Skip to main content

Surface, Windows, and everything else Microsoft skipped at Build 2019

As Microsoft continues to turn its gaze away from Windows, there are fewer and fewer reasons for the average Windows enthusiast or developer to pay attention to what the company has to say at its annual Build developers conference. I no longer head into the three-day annual conference expecting earth-shattering hardware launches, or even previews of future software projects.

The excitement stirred by the early days of the conference have been replaced by a calm, more practical approach. CEO Satya Nadella’s unflinching focus on enterprise cloud solutions and software has brought the company to a trillion-dollar valuation, but it doesn’t make for the most relevant series of announcements for the average person.

Here’s everything Microsoft didn’t announce — or even mention — at this year’s Build conference.


We weren’t expecting a big hardware announcement at Build, but Microsoft didn’t even pay lip service to its upstart hardware business. No sales figures, no reflection on the importance of the hardware to the company, and no previews of future products. Buzzwords like 5G and Always Connected PCs were completely missing. It’s almost as if the division that makes its celebrated Surface products is an altogether different company.

The Surface Laptop 2 and Surface Pro 6 were both updated in the fall of 2018, so it’s still too early to have heard anything new in that camp. The same is true of the Surface Go, which was launched in August 2018. Another device to cross off the list was the Surface Hub 2, which we previewed in detail earlier this year.

So, what’s left? Well, there’s the Surface Book 2, which hasn’t been updated since October 2017. Rumors were afloat that the Core i5 13-inch version could be getting updated to an 8th-gen quad-core processor. That would be a nice boon to the lower-end of that product line, but so far there’s been no confirmation.

The product we’ve all been anticipating for years now is the foldable phone/tablet PC that’s been in the works. Once identified by the project name Andromeda and now known by the code name Centaurus, this 2-in-1 device is said to be the next big step forward in the Surface lineup. Foldable screens are coming to phones first, but we’ll no doubt see them in arrive in PCs shortly. Though a preview of that device will most likely be saved for later this year, we’d hoped to get a glimpse of the underlying software at work.

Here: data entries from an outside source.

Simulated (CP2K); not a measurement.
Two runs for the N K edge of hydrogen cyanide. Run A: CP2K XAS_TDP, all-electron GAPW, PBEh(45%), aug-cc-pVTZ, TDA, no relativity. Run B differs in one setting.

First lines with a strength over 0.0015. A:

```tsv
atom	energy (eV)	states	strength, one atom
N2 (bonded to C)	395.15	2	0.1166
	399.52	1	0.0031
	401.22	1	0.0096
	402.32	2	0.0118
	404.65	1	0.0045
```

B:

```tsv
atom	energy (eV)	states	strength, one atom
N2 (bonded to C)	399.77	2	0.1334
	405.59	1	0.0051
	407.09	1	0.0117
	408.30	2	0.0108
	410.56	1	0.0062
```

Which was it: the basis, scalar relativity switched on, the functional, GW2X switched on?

Windows Lite (or Windows at all)

Jeremy Kaplan/Digital Trends

Like Surface, Windows itself was hardly mentioned at Microsoft Build. The lack of communication is significant, especially given that the May 2019 Windows 10 Update is just around the corner. Microsoft spoke of Cortana and Search, both things that have changed in this new update, but never addressed how the average person would be affected. Why split Cortana from Search? What benefit does that have? How does this affect not only your Windows 10 PC but also other platforms like Xbox or mobile?

There was no comment on the current state of Windows 10, and Microsoft didn’t give us a glimpse of where Windows is headed in the future either. There’s been talk on the internet about the next generation of Windows, especially for devices outside of standard Windows 10 laptops. It’s a problem Microsoft has attempted to solve many, many times — but never has it succeeded.

The latest attempt has been colloquially called “Windows Lite,” though the real name might not have “Windows” in the title at all. This lighter version of Windows is meant to challenge the rise of Chromebooks by powering web-focused devices and form factors outside the norm. It’s said to be a derivative of Windows Core OS, a modular version of Windows 10 we’re already seeing pop up in products like the Surface Hub 2. Either way, it’s confirmation of the rumor that we may have to wait until Build 2020 before we hear more about the operating system.

Missed opportunities

So yes, Build is very much about Azure and Microsoft’s other moneymaking businesses. Our complaint is not that Microsoft’s developer conference is nothing like Google I/O or WWDC. The problem is that Microsoft never gives itself a chance to articulate its vision for computing. We don’t know how Surface, Windows, or Xbox fit into the company’s vision for the future of cloud computing because they haven’t told us. As of now, they’re disparate entities that somehow coexist under the same umbrella company.

We know where Apple and Google stand, but in the case of Microsoft, we’re left having to fill in the gaps ourselves.